So it makes sense that some British greens worried sick today over global warming would hark back to the halcyon days of…1972. No, I’m not talking about the life of Austin Powers, just the average bloke, according to George Marshall:

The early 1970s marked the first time in Britain when people’s basic needs were largely met. Yes, there were still pockets of absolute poverty, but by and large, people were housed, fed, clothed, and in work. They had weekends off, annual holidays and spare cash for entertainment and leisure. It was not a time of great plenty ““ but of ample sufficiency.
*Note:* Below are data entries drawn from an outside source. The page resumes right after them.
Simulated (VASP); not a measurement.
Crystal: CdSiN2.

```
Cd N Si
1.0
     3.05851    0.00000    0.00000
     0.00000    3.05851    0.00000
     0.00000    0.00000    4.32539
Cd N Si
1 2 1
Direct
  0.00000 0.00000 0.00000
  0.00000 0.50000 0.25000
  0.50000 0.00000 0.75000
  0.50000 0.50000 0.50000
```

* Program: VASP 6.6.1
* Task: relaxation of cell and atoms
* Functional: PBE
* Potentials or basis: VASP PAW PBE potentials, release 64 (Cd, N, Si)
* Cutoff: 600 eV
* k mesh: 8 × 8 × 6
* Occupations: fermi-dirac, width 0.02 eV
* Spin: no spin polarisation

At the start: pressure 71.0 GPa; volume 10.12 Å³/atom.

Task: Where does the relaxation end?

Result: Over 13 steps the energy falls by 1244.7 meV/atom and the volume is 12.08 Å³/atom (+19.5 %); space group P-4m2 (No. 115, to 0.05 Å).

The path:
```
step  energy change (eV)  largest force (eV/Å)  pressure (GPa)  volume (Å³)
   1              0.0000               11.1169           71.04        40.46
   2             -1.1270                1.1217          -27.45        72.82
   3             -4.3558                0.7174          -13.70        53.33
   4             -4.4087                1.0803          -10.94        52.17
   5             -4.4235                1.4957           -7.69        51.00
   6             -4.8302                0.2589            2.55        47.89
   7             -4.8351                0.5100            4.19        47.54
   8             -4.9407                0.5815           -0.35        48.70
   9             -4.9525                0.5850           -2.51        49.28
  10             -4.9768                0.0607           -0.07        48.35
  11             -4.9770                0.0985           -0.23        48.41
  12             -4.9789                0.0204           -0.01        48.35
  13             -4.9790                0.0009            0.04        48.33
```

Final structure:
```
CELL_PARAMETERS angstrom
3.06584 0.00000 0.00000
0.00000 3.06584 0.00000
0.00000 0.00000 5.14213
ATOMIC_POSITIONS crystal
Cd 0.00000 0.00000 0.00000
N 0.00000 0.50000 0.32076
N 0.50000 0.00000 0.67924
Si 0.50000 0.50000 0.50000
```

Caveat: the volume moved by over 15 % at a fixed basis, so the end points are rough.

What does that mean? Thursday was meat day? School kids had ring dings with their pp & J (okay that was my typical American lunch)? The little urchins had enough quarters for pinball (yeah, me again). Cause I gotta tell ya, I’m not pining for my mother’s Oldsmobile Cutlass, though I’m sure all the leaded gasoline fumes I inhaled from the every other day trip to the gas station to fill up the tank did wonders for my growing brain.

Well, whatever your lovely life was like (if you were around then), Marshall’s point is this:

For every sector, the figures tell the same story ““ had we chosen to keep that standard of living and applied our ingenuity to making it better, fairer and more efficient, we would not now be facing catastrophic climate change.

Wait, I thought that 2010 was infinitely better, fairer, and more efficient than the early 1970s? (Then again, it seems like a week didn’t go by in the 1980s when I didn’t hear my my grandfather lament, “They don’t make things the way they used to.”)

But don’t take my word for it. Read this poignant reminisce from Shaun about those good old days. It was her post that triggered my own trip down memory lane.

What’s your fond remembrances of that quaint, contented era?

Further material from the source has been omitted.